The overriding theme of this blog will be Human Resources from a strategic perspective. This blog takes a look at current issues facing Human Resources and offer insight on the building blocks needed to create a dynamic, engaged and performance based workforce.
The successful creation and management of talent will be the hallmark of business leadership in the 21st Century
“Think back to grade
school, high school, college, or your past jobs; I want you to think of the
teacher or manager that during this period had an impact on your life. If you
can’t relate to that time period, think of the person that connected with you
in such a way that you still think of them. I want you to be able to explain
why that person is special.”
This was my group discussion question as I led a manager
development group the other week here in Dubai.
I wanted them to think of how that person connected to them
and meant so much in their lives. This towering figure is one that comes across
our minds from time to time, the warm glow comes from the positive interaction
that you both had.
The No. 1 reason people leave their jobs is because of
their managers and or culture, which connects back to their manager. Yet,
organizations often neglect to emphasize this issue. Many managers don’t even
realize the importance of making the connection beyond their job description.
As the manager demographic is skewing younger, in a lot of
cases they have not been properly developed to understand their role in
engaging their team.
That was what my little exercise was about — understanding
“why” people made an impact on our lives. Will we have the same effect on
our people that we interact with either as managers or mentors? I mention the
word “mentor” because I feel that the role of an effective manager today has
morphed into the mentor/coach. Yes, skill set is important but your ability to
connect with your people is paramount.
Moving beyond the 9-5
It is important today to understand the 360 degree person.
Yes, the 9-5 person will get the job done, but the whole person is where the
connection has to be made. That is the part of the person that will excel
beyond the job description.
When we interview people, we interview 9-5 people because
that is skill set we are looking for. This is a flawed concept because we are
so focused on the job description. However we should look beyond that to find
out as much as possible other aspects of this person, such as:
your overall career goal?
feel you are headed in the right direction to reach it?
this job going to get you there?
A manager’s role is
When it comes to their career goal, a key question for you
as a manager is “How can I help you develop?”
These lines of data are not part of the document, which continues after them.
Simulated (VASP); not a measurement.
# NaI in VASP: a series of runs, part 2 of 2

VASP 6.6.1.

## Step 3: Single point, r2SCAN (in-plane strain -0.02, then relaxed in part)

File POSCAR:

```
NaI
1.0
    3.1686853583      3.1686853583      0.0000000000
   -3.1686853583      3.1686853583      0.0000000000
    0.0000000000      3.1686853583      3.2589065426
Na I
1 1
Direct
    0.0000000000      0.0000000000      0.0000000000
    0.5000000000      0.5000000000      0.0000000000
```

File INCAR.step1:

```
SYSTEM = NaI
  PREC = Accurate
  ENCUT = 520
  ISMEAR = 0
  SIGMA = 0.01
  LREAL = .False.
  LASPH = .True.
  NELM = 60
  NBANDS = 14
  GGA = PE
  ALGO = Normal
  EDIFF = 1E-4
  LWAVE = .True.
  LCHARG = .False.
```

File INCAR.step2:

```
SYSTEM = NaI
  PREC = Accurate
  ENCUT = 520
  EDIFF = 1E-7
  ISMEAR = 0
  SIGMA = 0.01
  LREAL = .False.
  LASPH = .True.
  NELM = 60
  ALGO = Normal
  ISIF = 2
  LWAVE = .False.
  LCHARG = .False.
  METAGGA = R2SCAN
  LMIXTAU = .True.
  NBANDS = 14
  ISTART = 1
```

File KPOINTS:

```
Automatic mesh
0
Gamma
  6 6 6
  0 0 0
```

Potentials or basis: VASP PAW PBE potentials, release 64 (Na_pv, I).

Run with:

Remember that their career goal may not be with your
organization. However the career goal is very important to know because as
organization’s expand into new businesses, you never know the skill set or
talent equation that will be needed.
The more you know about the people that report to you, the
better equipped you are to “serve” them.
Sometimes, people are perfectly happy with their present job
or the job they are trying to get because it enables the other dimensions of
their life to develop. That’s important for them to understand, and for you as
a manager to know.
When it comes to personal development, we should have as
good a grasp as much as possible on their family and home life. Why, you may
ask? It’s because a person’s personal life feeds back on professional
performance and vice versa. We shouldn’t pretend that it doesn’t.
personal as well as professional
As a manager I would relish offline conversations around
where my employees are developing as a “whole human being.” I wanted to know
their post 5 pm passions and what drives them. These insights enable managers
to connect to a higher level and gives the ability to nurture their development
throughout your time with them.
The old manager’s mantra of “just the facts” was a great
tool in its day, but no longer is effective.
If any of your past direct reports were in one of my
sessions and I asked that same question from the beginning, would your name be
among the chosen ones?
Would they talk about how your discussion helped shape their
ability to manage and connect with people? Would they tell me how you were more
than just their manager and was a guiding force in their career? Would
they tell the group that you were the best manager they ever had?
If you are in doubt as to whether they would go there, maybe
it is time for a “new manager” skill set inventory.